Take a fantasy setting, now, and you can see the problems arising. Even the best authors tend to “make something up” for their worlds’ faiths. In some cases, that’s because they’re trying to make a point. The Prince of Nothing series I used as an example in the previous post is intended to evoke the Crusades era, so it almost has to have analogues for Christianity and Islam. A Song of Ice and Fire has a number of religions, from the animist Old Gods of the north to the heptatheistic faith of the majority in Westeros, and their conflict ties into the overall plot.

Others don’t even bother with justification. The stereotypical D&D settings (Greyhawk, Forgotten Realms) are built around polytheism. Gods are active in the world, and they’re really just beings who have a very, very high character level. Okay, but then how did they end up with a social structure that’s so close to the High Middle Ages? Clerics of Mystra aren’t going to be chaste because of the words of Christ. Call 4th Edition non-canonical if you like, but its lore has it that the Raven Queen was a witch who killed the god of death, Nerull, and took his place. If people can aspire to that in this life, they’re not going to be satisfied with a society where the greatest rewards for most will only come in the next one.

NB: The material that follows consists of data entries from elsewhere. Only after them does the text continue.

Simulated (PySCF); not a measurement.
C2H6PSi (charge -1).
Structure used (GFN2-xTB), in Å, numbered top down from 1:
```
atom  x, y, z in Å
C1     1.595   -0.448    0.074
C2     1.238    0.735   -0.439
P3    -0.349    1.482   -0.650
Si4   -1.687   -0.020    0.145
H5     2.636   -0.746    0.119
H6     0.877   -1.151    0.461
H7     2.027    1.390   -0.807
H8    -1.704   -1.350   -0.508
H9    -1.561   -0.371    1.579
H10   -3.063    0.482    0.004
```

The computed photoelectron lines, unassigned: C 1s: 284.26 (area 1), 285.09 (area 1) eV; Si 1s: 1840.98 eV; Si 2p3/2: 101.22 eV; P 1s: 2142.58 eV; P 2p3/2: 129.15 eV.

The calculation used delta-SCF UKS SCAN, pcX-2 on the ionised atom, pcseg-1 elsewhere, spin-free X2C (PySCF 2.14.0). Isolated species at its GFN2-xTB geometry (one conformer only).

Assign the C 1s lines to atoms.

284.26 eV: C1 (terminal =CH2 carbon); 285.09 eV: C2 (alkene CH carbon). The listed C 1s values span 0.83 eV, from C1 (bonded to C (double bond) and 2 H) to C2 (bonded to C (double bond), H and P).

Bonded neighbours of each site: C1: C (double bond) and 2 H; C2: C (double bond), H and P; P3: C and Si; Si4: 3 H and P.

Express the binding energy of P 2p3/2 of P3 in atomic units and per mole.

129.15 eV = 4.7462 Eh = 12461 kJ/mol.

Games are games, of course, but some novels also take things that far. Steven Erikson’s Malazan series, for example, follows the RPG tropes. The former emperor ascended to become the new god of shadows. His henchman/fixer, appropriately enough, became the patron of assassins. That happened within the books’ current generation, so there isn’t enough time to show any direct social evolution, but the unnamed world of the series shows a number of similarities to Earth. You have a mercantile empire, an island where the warrior caste is all but worshipped, desert-dwellers fighting a jihad…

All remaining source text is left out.